Poland's Bundist leader Henryk Ehrlich:
"An eventual Jewish state cannot offer itself as a spiritual center to the Jewish masses of the 'goles' lands, and as a center for immigration (the natural growth alone of the Jewish population of Poland significantly exceeds the absorption capacity of Palestine)... The anti-Semitic Czas [newspaper] opened its columns wide for any topic of the "Duce"; the anti-Semitic Kurier Warszawski transformed Jabotinsky’s book, Di Yidishe Melukhe ["The Jewish State"], into almost the greatest literary event of our time."Di Tsukunft, October 1938
and
In 1933, the Bundist leader Henryk Ehrlich offered a prophetic censure: “If Jewish nationalism, as a general rule, is not bloodthirsty, this is only out of necessity, not virtue; if an appropriate opportunity arose, Jewish nationalism would show its sharp teeth and nails no less than the nationalisms of other nations.”

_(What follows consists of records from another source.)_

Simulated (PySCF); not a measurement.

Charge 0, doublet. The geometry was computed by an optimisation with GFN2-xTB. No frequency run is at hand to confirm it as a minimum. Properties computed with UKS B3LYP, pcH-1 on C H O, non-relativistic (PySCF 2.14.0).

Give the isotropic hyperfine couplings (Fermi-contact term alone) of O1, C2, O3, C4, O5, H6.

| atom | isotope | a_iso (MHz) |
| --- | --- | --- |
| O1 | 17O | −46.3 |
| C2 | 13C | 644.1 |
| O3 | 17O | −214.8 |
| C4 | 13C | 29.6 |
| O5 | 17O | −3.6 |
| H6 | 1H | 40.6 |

Ehrlich added: “[Ze’ev] Jabotinsky’s brown-shirt soldiers [the Irgun militia in Palestine and Betar in Europe] are nothing more than a tragicomic caricature of Hitler’s [Sturmabteilung paramilitary organization]. But the only thing missing in order for them to become the same beasts is some muscle strength, some territory, and a political opportunity … No, we are not a chosen people. Our nationalism is just as ugly, just as harmful, and has the same inclination to fascist debauchery as a nationalism of other nations.”
Quoted in The Guardian from Molly Crabapple who sources Ehrlich's "We are Not the Chosen People”, Ehrlich's 1933 essay:
Factoid: "[Simon] Dubnow’s daughter and Erlich’s wife, Sophia Dubnow Erlich, was once courted by Ze’ev Jabotinsky."
And how did Ehrlich end his life?
Here:-
Following the outbreak of World War II, Erlich left Warsaw, as did many other Jewish public figures. Jewish Communists denounced him to the Soviet authorities in October 1939; Alter was arrested as well. Erlich was imprisoned and interrogated for two years, and was forced to write a long and comprehensive essay on the activities of the Polish Bund in which he provided a host of information on the operations of the party’s institutions. In August 1941 he was sentenced to death for participating in anti-Soviet activities, but a few weeks later the sentence was commuted to a 10-year jail term, and immediately after that he was released from prison...For about three months in 1941, Erlich was involved in setting up what eventually became the Jewish Anti-Fascist Committee. The Soviet leadership viewed this committee as an important propaganda vehicle for gaining support among Western Jews, especially Jewish workers’ organizations, for Soviet war efforts against the Germans. Erlich, however, wanted the organization to have a wider scope, and wished to unite Jewish socialist groups from around the world, including the Polish Jewish Underground, to form a political bloc against Nazism. This goal worried the Soviet authorities, who were especially suspicious of the independent channels that Erlich and Alter established with British diplomats stationed in the Soviet Union. In October 1941, Erlich and Alter were rearrested. For a second time, Erlich endured harsh interrogations, which severely affected his health. Bund activists in New York and London made untiring but futile efforts to discover their fate. On 15 May 1942, a drained, tired, and ailing Henryk Erlich ended his life by hanging himself from the bars in his Kuibyshev (mod. Samara) jail cell. An official notice of his death was not published by the Soviet leadership until February 1943.